Scientists from the Dresden High Magnetic Field Laboratory and the Technical University of Darmstadt jointly with engineers from the German company Magnotherm Solutions have created and tested the world’s largest experimental unit for hydrogen liquefaction using magnetic refrigeration. The unit, dubbed HyDRA, is almost 4.6 meters tall and can achieve record-breaking cooling performance with a minimal amount of expensive magnetic materials.
Although hydrogen is considered one of the most promising clean energy sources, its widespread use is currently hampered by the difficulty of storage and transportation. Hydrogen is much easier to transport in liquid form, but this requires cooling to about –253°C. Modern liquefaction technologies, which are based on gas compression and expansion, require enormous amounts of energy, up to a third of the energy contained in the hydrogen.

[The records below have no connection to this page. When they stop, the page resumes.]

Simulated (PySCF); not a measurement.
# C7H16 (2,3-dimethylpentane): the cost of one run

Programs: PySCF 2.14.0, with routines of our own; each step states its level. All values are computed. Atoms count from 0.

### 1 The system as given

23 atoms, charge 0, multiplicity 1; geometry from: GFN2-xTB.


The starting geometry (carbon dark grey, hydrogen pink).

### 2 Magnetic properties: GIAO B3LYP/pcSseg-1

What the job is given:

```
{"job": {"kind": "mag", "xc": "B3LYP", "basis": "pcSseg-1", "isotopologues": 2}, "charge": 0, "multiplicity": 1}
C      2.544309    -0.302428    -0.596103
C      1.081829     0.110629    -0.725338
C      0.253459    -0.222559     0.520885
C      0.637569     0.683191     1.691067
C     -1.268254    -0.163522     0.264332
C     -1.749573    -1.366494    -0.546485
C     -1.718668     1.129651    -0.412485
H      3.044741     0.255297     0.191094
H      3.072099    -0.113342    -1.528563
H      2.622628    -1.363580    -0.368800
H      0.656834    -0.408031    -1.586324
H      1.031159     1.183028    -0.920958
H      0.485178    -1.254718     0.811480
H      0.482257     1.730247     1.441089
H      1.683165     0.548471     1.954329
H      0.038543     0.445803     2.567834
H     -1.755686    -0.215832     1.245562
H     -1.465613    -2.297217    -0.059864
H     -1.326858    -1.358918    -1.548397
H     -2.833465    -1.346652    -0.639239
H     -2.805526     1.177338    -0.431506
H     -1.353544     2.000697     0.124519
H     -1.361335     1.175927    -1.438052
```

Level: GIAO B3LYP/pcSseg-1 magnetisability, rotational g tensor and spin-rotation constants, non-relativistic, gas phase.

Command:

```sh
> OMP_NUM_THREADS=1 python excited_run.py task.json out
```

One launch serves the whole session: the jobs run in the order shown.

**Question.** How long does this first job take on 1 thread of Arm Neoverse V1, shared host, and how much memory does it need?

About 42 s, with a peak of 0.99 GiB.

The researchers have proposed using magnetic refrigeration instead of conventional refrigeration cycles. Its operating principle is based on the magnetocaloric effect: some materials heat up when placed in a strong magnetic field, cooling down when the field is removed. By combining this process with coolant circulation, heat can be gradually transferred from one area to another, achieving ultra-low temperatures without the need for conventional compressor refrigeration systems.
As a magnetocaloric material, the scientists used holmium, a rare earth metal that performs well at ultra-low temperatures. They put it inside a superconducting magnet with a field of up to 19 Tesla. As a point of comparison, Earth’s magnetic field is approximately hundreds of thousands of times weaker. Helium is pumped through the system, transferring heat between the hot and cold areas of the unit. Hydrogen is first cooled with liquid nitrogen to about –196°C, after which the magnetic system further reduces the temperature to a level required for hydrogen liquefaction.
The key element is the so-called active magnetic regenerator. In this special structure, the magnetic material and a helium flow work together, gradually transferring heat from the cold end of the system to the hot end. This results in a temperature difference much greater than the magnetocaloric effect can achieve in a single cycle.
In the course of their experiments, the researchers discovered that the system’s efficiency is highly dependent on the magnetic field and helium pressure. For instance, when the magnetic field increased from 6 Tesla to 9 Tesla, the temperature difference rose from 12.4 Kelvin to 16.4 Kelvin. Increasing the helium pressure also improved the results: the cooling temperature rose from 10.2 Kelvin to 12.7 Kelvin.
The study has also made it possible to identify important aspects of helium’s behavior at ultra-low temperatures. The researchers found that the high compressibility of the gas within the system causes additional efficiency losses. These data will help improve design accuracy in future magnetic refrigerators.
Although HyDRA remains an experimental platform, this technology is seen as a promising way to make hydrogen energy cheaper and more efficient.